It's funny reading these comments. The thing is, if you go through AI ideas and principles as a mathematician there will be a lot of "hold on" and "you can't do that", "that's wrong" and so on. AI simply isn't correct and shouldn't work. Also there are many, many cases of "if A works, B should work as well" where A works and B doesn't.
AI is semi random. That's the truth.
> how do you reduce bias/variance, since you're sampling a minuscule slice of the state/action space?
You don't. You just try stuff and some of it works.
> how do you construct a value function (or something like it) in a sparse reward environment, with possibly thousands of time steps?
You don't. You just try stuff and some of it works.

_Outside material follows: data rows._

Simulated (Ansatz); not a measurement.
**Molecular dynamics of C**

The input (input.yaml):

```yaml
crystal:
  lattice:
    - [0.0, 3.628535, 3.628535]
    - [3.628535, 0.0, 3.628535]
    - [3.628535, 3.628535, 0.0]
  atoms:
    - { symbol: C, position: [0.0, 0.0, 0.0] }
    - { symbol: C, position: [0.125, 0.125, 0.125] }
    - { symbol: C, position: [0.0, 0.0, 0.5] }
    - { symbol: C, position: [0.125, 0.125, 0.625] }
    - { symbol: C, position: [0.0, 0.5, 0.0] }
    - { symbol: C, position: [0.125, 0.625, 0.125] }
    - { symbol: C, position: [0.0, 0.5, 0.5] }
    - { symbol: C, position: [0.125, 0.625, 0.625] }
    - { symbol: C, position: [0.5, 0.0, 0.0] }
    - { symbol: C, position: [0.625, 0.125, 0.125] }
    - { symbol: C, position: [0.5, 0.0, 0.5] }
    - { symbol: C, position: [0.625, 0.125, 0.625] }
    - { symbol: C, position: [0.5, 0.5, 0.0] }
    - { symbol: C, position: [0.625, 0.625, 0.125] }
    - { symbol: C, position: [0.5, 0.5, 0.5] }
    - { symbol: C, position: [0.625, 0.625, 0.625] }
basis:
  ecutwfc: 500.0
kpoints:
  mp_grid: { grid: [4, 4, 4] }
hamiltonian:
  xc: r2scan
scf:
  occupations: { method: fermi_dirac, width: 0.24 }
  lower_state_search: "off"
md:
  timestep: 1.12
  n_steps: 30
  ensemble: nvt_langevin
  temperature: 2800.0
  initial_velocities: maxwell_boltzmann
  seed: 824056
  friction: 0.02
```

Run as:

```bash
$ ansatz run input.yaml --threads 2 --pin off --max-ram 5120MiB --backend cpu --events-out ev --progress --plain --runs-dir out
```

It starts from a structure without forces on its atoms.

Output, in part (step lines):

> how do you know your policy network is exploring new states?
You don't. You just try stuff and some of it works.
Now there are intuitive answers (that are bullshit) about your questions. The problem is they don't stand up to scrutiny.
> how do you reduce bias/variance, since you're sampling a minuscule slice of the state/action space?
You assume the structure of the AI computation itself will have a "sufficiently" correct bias/variance. So the structure of the network and the structure of the updates encode something that works in the state/action space.
In other words: you try dozens of architectures until one works (also known as "hyperparameter search"). To put it another way, any AI algorithm is a huuuuuge polynomial. Ax + By + C. Backprop learns A, B and C, the "hyperparameters" encode that it's Ax + By + C that gets calculated. For instance, NEAT is a good hyperparameter search algorithm.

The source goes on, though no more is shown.